Aussie screen heavyweights in spotlight as Golden Globes kick off awards season
Margot Robbie, Nicole Kidman, Cate Blanchett, Toni Collette and Russell Crowe are contenders at the Golden Globe Awards, announced on Monday.
Five Australians are going for gold in the opening event of the entertainment awards season: Margot Robbie, Nicole Kidman, Cate Blanchett, Toni Collette and Russell Crowe are all contenders at this year’s Golden Globe Awards, announced on Monday, Australian time.
The Globes, hosted by the Hollywood Foreign Press Association since 1944, cover both film and television, which explains the strong representation of Australian acting talent.
Robbie, with her second nomination after 2017’s I Tonya, is up for best supporting actress for Bombshell, a drama about real-life events that played out when women at Fox News accused the company’s chief, Roger Ailes, of sexual harassment.
Robbie gives a strong performance but there’s considerable competition in this category, above all from first-time nominee Jennifer Lopez (Hustlers), who is widely considered the frontrunner. The subject matter of Bombshell is also part of the narrative in The Loudest Voice, a TV series about Ailes and his role in shaping the political influence of Fox News. Crowe, who has won just one Golden Globe from six nominations, plays Ailes. Nominated for best actor in a limited series or movie made for TV, he has a good chance, although Jared Harris (Chernobyl) is also favoured.
Kidman is a Globes regular, with four wins from 13 nominations. She won best actress in a TV series, drama, in 2018’s Big Little Lies, and is nominated again for the show’s second season.
She is up against the likes of Jennifer Aniston, who stars in The Morning Show (renamed Morning Wars in Australia) and Olivia Colman (taking over as Queen Elizabeth in The Crown).

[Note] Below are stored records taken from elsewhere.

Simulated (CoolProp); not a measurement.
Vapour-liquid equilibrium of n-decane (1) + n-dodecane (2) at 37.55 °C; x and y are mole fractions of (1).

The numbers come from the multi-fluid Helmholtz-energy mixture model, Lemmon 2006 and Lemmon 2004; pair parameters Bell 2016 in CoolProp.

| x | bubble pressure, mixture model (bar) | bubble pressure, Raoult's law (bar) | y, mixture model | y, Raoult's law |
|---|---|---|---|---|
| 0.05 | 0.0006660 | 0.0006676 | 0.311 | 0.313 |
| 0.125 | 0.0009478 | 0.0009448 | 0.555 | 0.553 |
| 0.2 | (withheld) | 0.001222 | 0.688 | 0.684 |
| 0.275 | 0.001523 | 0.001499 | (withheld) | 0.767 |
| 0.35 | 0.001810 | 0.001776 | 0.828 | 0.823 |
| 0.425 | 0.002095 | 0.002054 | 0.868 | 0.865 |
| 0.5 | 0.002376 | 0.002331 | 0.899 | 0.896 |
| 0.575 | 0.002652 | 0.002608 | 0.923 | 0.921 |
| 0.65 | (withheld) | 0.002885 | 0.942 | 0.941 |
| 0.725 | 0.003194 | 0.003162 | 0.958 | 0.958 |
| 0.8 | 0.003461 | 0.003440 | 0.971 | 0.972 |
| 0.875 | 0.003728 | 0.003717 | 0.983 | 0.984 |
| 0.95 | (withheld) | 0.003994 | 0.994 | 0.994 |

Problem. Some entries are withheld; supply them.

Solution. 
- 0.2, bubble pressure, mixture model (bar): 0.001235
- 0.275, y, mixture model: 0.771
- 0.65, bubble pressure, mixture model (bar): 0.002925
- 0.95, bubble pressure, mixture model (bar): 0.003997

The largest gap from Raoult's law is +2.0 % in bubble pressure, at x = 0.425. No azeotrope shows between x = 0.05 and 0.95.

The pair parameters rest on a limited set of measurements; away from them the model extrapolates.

Blanchett (three wins from nine nominations) is a dark horse, with a nod for best actress, musical or comedy, for Richard Linklater’s Where’d You Go, Bernadette, not yet released in Australia. It’s an open field, although Awkwafina in The Farewell and Beanie Feldstein in Booksmart are considered frontrunners.
Collette (five nominations, one win) has a good chance for her performance in Unbelievable, for which she’s nominated for supporting actress in a limited series or movie made for TV. She is up against some significant contenders, including Helena Bonham-Carter (Princess Margaret in Season 3 of The Crown) and Meryl Streep for Big Little Lies.
Noah Baumbach’s Marriage Story leads the Globes film categories with six nominations, ahead of Martin Scorsese’s The Irishman and Quentin Tarantino’s Once Upon A Time … In Hollywood, with five each. In the TV categories, Chernobyl, The Crown and Unbelievable each have four nods.
The voting cohort of the HFPA is small — some 90 members — and the choices are often unpredictable. The ceremony, more unbuttoned than the Oscars, is always a talking point. The host, for the fifth time, is Ricky Gervais.